Jason DeLong, executive producer at Black Box, has said the studio used DICE's Frostbite 2 engine for Need for Speed: The Run as it was intent on making a "Hollywood" experience.

The engine was created by DICE for Battlefield 3. Its been hinted that a Mirror's Edge sequel could also end up using it.

Speaking to Gamasutra, DeLong said the studio used Frostbite 2 to give the game a more cinematic feel than past story-based Need for Speed titles.

"When they decided to split the development across Criterion and Black Box to give each studio the time and development to create a quality experience, one of the things that we obviously had to do was to reinvest in our technology, because we hadn't been able to because of the yearly cycles in the past," he said.

"So we looked at several options: do we advance the engine that we currently have? What other third party ones are out there?

"And when we realised the game that we wanted to make, which we knew was based in a cinematic kind of Hollywood storytelling fashion, we looked at Frostbite and it seemed like, 'Well, it's internal; we can work closely with the dev team': it was the right choice. It allowed us to get a character in the game, have incredible, believable characters in addition to amazing worlds and amazing looking cars.

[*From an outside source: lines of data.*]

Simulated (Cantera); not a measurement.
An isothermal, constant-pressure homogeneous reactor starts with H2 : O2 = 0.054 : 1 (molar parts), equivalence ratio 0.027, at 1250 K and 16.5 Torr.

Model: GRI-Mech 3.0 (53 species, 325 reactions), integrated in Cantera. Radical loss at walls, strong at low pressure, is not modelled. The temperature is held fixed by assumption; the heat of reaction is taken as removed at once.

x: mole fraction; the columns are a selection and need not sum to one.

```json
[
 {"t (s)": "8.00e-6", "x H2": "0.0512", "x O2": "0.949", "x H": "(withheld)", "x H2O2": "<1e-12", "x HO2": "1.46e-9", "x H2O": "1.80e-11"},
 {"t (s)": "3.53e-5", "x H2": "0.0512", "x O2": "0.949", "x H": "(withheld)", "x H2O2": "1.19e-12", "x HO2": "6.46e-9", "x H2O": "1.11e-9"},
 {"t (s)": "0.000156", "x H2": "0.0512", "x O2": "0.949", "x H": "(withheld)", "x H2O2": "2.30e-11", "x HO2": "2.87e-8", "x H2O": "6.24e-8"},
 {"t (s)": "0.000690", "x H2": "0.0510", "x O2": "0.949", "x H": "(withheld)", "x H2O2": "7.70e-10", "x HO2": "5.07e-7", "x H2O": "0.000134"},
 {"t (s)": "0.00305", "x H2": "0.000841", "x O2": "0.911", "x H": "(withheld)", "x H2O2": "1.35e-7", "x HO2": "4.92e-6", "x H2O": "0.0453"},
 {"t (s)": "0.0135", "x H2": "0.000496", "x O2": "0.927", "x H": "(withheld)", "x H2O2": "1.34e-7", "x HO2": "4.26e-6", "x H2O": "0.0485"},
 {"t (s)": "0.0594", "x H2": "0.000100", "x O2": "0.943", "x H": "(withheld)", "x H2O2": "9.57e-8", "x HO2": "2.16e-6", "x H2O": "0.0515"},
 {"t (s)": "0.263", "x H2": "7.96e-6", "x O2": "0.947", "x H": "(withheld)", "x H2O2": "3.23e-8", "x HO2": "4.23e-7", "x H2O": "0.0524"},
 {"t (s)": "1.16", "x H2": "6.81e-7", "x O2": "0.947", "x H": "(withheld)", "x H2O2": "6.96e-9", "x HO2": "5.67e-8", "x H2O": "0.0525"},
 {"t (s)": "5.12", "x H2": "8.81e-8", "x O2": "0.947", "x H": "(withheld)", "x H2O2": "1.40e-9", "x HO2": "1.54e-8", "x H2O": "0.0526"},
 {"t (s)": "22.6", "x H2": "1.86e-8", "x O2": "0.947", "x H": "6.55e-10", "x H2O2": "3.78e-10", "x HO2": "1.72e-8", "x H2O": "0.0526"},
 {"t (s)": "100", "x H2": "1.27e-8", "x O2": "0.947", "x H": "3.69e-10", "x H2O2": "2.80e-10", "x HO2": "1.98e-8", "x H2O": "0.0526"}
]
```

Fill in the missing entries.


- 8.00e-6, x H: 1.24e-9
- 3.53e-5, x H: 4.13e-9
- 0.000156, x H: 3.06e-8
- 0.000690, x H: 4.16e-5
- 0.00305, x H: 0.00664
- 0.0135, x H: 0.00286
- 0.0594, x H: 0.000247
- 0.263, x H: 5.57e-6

"Their visual effects work is second to none; the world destruction, their audio is incredible. And most importantly, one of the nice side benefits was that it's an incredibly content-driven tool, which allowed us to create more content than we've ever done before."

The Run is the first non-DICE game to use Frostbite 2, but Black Box did collaborate with the Swedish studio "on getting a very deep racing mechanic of handling physics into the game," according to DeLong.

"We did a cross-studio development on the Frostbite 2 engine that we're using. And yeah, it was a lot of collaboration and work with them to get things like our road tool, which is our internal tool that allows us to build a track very quickly."

Need for Speed: The Run launches on November 18 for PS3, 360, Wii, 3DS and PC. A demo on PS3 and 360 is out now.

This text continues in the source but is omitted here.